Linda Gregerson
Linda Gregerson was born on August 5, 1950, in Elgin, Illinois. She received a BA from Oberlin College in 1971, an MA from Northwestern University, an MFA from the University of Iowa Writers’ Workshop, and her PhD from Stanford University.
Gregerson is the author of six collections of poetry, most recently Canopy: Poems (HarperCollins, 2022) and Prodigal: New and Selected Poems (Houghton Mifflin Harcourt, 2015). Among her earlier books, Magnetic North (Houghton Mifflin Company, 2007) was a finalist for the National Book Award; Waterborne (Houghton Mifflin Company, 2002) won the Kingsley Tufts Poetry Award; and The Woman Who Died in Her Sleep (Houghton Mifflin Company, 1996) was a finalist for both The Poet’s Prize and the Lenore Marshall Poetry Prize.
Gregerson is also the author of literary criticism, including Negative Capability: Contemporary American Poetry (University of Michigan Press, 2001) and The Reformation of the Subject: Spenser, Milton, and the English Protestant Epic (Cambridge University Press, 1995).
About her work, the poet Rosanna Warren writes, “Tender and harrowing, jagged, severely precise and floodlit with compassion, Linda Gregerson’s poems break and mend poetic language as they break and mend the heart.”
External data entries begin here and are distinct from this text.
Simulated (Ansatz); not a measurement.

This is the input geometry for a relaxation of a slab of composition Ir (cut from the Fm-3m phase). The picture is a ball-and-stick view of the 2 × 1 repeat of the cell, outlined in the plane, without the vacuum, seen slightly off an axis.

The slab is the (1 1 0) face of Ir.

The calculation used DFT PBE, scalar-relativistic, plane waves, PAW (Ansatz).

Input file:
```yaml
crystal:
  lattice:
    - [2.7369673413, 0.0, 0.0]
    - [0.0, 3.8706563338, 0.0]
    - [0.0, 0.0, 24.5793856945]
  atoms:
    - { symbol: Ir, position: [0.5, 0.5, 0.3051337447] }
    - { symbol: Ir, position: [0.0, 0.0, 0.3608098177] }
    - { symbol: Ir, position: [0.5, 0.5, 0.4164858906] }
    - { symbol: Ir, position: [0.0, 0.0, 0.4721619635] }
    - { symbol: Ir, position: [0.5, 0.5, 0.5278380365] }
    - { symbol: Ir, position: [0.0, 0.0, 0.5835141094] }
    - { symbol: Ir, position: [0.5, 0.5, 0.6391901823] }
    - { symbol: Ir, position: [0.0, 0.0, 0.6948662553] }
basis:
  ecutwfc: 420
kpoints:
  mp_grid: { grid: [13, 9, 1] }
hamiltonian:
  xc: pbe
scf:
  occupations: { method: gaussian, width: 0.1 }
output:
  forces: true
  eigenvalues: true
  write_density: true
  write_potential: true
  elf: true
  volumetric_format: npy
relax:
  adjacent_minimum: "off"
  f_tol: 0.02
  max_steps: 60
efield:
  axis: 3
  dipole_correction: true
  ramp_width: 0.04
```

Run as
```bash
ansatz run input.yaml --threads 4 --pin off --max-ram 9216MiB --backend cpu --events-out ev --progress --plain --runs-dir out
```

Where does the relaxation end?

Gregerson has also received awards from the American Academy of Arts and Letters, the Poetry Society of America, the Modern Poetry Association, the Guggenheim Foundation, and the National Endowment for the Arts, among others. She served as Chancellor of the Academy of American Poets from 2015 to 2021. Gregerson teaches at the University of Michigan as distinguished professor of English and creative writing.